Note that ‘self-determined’ does not mean ‘non-quantifiable.’ Data that I didn’t directly or fully determine doesn’t mean that I’m incapable of understanding its value or properties. So likewise God has full and complete perception of all the nuances and properties of all IFSDs. The practical implications of this model are several:
1. Complete understanding of the IFSD would allow one to know not only individuals’ future actions in the real world, but their actions given any world (i.e. ‘how they would react;’ all counterfactuals, hypotheticals, etc.); hence God’s knowledge is greater than just that of what we know as reality, as He knows with certainty not only what you (temporally speaking) will do, but just as certainly knows what you would do if the situation were different (e.g. Christ’s statements about Tyre, Sidon, and Sodom in Matthew 11:21, 23). This of course easily renders naive arguments like the ‘grounding objection’ (which essentially states, ‘God can’t know for sure what you would have done if you make your own choices, because you didn’t make that choice to prove it to Him’) utterly toothless and irrelevant.
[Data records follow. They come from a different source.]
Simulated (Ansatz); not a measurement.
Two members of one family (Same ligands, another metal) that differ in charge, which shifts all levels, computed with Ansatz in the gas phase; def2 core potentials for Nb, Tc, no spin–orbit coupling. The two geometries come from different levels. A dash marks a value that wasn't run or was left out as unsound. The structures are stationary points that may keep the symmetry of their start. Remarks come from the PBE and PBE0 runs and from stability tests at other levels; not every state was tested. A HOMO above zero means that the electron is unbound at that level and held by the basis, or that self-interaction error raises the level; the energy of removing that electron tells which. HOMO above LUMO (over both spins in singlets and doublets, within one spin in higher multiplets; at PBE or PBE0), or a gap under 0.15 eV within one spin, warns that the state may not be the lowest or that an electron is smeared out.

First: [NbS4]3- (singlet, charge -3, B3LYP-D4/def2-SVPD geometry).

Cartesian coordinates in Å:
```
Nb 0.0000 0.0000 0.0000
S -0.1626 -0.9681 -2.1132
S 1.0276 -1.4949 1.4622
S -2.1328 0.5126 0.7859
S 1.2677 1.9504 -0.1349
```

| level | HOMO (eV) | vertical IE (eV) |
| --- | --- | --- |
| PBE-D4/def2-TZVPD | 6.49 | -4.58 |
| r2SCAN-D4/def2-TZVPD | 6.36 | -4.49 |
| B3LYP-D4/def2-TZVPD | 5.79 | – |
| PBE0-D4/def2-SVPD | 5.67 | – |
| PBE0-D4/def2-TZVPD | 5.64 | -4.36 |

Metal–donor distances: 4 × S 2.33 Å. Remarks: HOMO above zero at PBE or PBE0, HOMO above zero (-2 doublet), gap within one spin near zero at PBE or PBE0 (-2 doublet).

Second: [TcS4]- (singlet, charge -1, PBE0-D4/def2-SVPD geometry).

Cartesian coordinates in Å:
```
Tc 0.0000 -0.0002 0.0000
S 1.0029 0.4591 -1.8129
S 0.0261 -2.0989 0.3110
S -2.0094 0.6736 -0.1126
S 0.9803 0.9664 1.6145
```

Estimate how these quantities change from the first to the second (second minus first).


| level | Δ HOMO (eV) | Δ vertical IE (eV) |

2. Our IFSD from God’s perspective is fixed, yet still being self-determined, the IFSD manifests itself within the framework of time as choices that are genuinely free.
3. Knowing all reactions from all possible scenarios, God is then able to create a continuum in which He obtains a specific result, which brings much meaning to the scripture,
“For whom He foreknew, He also predestined to be conformed to the image of His Son, that He might be the firstborn among many brethren.” (Romans 8:29)
His full understanding of the IFSDs and control over the circumstances in which they are placed very neatly reconciles the concepts of libertarian free will and predestination. This would also imply that self-determination doesn’t denote resultant actions that we completely determine, since God controls the context the IFSDs operate in. An IFSD only consists of what you would do given a context, and is by itself essentially nothing without the context. It’s also important to note that self-determination has inherent limits. So for instance, given a fallen nature, it isn’t within the range of human self-determination to live righteously before God, whereas if God pours out His Spirit in one’s hearts, he can freely choose between walking in the Spirit to avoid the works of the flesh and falling into sin.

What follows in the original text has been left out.